Nov. 24, 1996
Spartan Co-Captain Can Do It All
by Brenda McGuire
If you love what you're doing while learning new things, there is no limit to your success. And with each new success, you want to learn more and extend your own boundaries.
It is that love for learning which keeps Michigan State's Dana Cooke focused on her goals and ready to accept new challenges.
The senior from Burlington, Ontario, has proven this year she is MSU's best all-around player. The Spartan co-captain plays middle and outside, is MSU's primary passer and even sets in one rotation.
"I can't believe this is my last year," Cooke said. "Everything I've done has paid off, and I feel like the luckiest person in the world to be where I am. Every year has been a new challenge.

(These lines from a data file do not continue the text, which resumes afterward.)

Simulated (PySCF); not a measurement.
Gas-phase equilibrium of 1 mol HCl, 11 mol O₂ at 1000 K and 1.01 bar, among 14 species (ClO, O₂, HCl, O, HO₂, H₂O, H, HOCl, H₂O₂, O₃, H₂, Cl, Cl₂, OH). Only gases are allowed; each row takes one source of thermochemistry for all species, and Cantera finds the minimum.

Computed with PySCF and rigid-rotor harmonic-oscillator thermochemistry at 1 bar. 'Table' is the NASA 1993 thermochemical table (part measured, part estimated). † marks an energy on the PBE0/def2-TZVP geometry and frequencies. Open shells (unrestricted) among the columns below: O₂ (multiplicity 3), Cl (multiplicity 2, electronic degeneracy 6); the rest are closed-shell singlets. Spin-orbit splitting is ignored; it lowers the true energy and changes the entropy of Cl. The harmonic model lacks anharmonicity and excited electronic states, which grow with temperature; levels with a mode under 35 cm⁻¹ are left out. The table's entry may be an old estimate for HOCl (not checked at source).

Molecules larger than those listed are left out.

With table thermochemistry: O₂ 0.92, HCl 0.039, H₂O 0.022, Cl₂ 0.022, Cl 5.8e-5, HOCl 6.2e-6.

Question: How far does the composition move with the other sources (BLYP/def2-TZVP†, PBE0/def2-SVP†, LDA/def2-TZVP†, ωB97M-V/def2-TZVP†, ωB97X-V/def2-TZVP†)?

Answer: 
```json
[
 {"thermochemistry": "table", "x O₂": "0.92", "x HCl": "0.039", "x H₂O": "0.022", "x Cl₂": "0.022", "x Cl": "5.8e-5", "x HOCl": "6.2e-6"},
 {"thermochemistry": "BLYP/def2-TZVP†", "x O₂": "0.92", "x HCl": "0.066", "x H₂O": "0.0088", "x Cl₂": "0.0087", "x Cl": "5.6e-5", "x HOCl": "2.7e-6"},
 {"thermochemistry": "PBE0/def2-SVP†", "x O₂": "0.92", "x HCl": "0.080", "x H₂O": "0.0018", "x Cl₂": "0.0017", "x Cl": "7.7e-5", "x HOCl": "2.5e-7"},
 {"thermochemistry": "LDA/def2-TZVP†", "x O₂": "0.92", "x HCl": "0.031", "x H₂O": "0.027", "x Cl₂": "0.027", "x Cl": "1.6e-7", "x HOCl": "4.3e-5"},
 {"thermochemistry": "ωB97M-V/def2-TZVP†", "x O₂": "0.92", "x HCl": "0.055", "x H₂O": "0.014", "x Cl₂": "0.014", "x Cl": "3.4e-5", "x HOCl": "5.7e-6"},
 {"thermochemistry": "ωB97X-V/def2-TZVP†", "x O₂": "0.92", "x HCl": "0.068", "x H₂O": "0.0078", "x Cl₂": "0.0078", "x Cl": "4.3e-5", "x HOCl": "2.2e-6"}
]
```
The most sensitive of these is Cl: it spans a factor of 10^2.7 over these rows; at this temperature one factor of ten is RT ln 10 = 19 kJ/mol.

"As a co-captain with Val Sterk, I'm trying to lead by being a stable and reliable player. It's nice to stand on the court and say this is my team. When you become a senior, you look at everything you've put in to get where you are."
Cooke's success includes the honor of becoming the first player, along with Sterk, in MSU volleyball history to earn First-Team All-America kudos. She also was named First-Team All-Big Ten, First-Team AVCA All-District 2, MVP of the NCAA Mountain Regional, Academic All-Big Ten, Academic All-District IV and GTE/CoSIDA Third-Team Academic All-America.
Entering this weekend's matches against Illinois and Iowa, Cooke ranks third on the Big Ten's all-time chart for block assists with 458. She trails two Wisconsin players on the chart; Arlisa Hagan, who holds the record with 465 block assists (1989-92), and current Badger Heather Dodaro, who ranks second with 460. Cooke also ranks seventh on the Big Ten's all-time chart with 541 career blocks.
"As a middle hitter, blocking is the only defensive thing you can do in the front row," Cooke said. "As the middle blocker, I'm hard on myself if the ball is hit by me. The more balls you stop, the easier it is for your team.
"It's the easiest way to stomp on your opponent's enthusiasm. I love blocking, but I hate being blocked. I love making the other team feel sorry for themselves."
As soon as she rotates out of the front row, Cooke is frustrating opponents with her serving. She currently leads the Big Ten with 45 service aces and is among the national leaders with a 0.53 aces per game average. And those stats come from the hardest, most inconsistent serve in volleyball -- the jump serve, which Cooke has steadily improved on during the season.
"I kind of had a serving complex my sophomore year," said Cooke, although she lowered her serving errors from 71 her first year to 45 the following season. "I tried jump serving my freshman year, but Chuck (Erbe) cut me off after the first tournament.
"Now, I'm better at it than standing on the ground serving. It's a much more aggressive serve. If someone is jump serving at you, they're attacking you and serving for points. It's an aggressive tactic and it looks cool. Other teams are afraid of you if your team can jump serve."
In the next couple of rotations, Cooke gets to be the setter.
"I love that," she said enthusiastically. "There's a saying that all hitters want to be setters and all setters want to be hitters; it's true. It's so much fun and it changes things up. That's my favorite rotation."
In addition to ranking among the Big Ten leaders in service aces, Cooke is in the top 20 in hitting percentage (.246) and digs per game (3.04).
"I've been criticized as being a perfectionist," Cooke said. "I know what I'm capable of doing and I haven't had the strongest season. I like to play big in big games, and I like to be the steadiest player on the court. As long as I'm stable, then I'm doing my job.
"There's nothing to say that we can't repeat what we did last year. We are the best team in the Big Ten. We have higher expectations of ourselves. We want to play our best and our best games are yet to be played."
Next year, Cooke may be seen in the Spartan bleachers, following the team around "like a little groupie," she said, and eventually playing beach and/or international volleyball.
"It might be nice to go abroad and play overseas," she added, "or maybe play beach volleyball because that's something I've never played yet. I want to keep playing, and learning something new is good because I'm all about learning."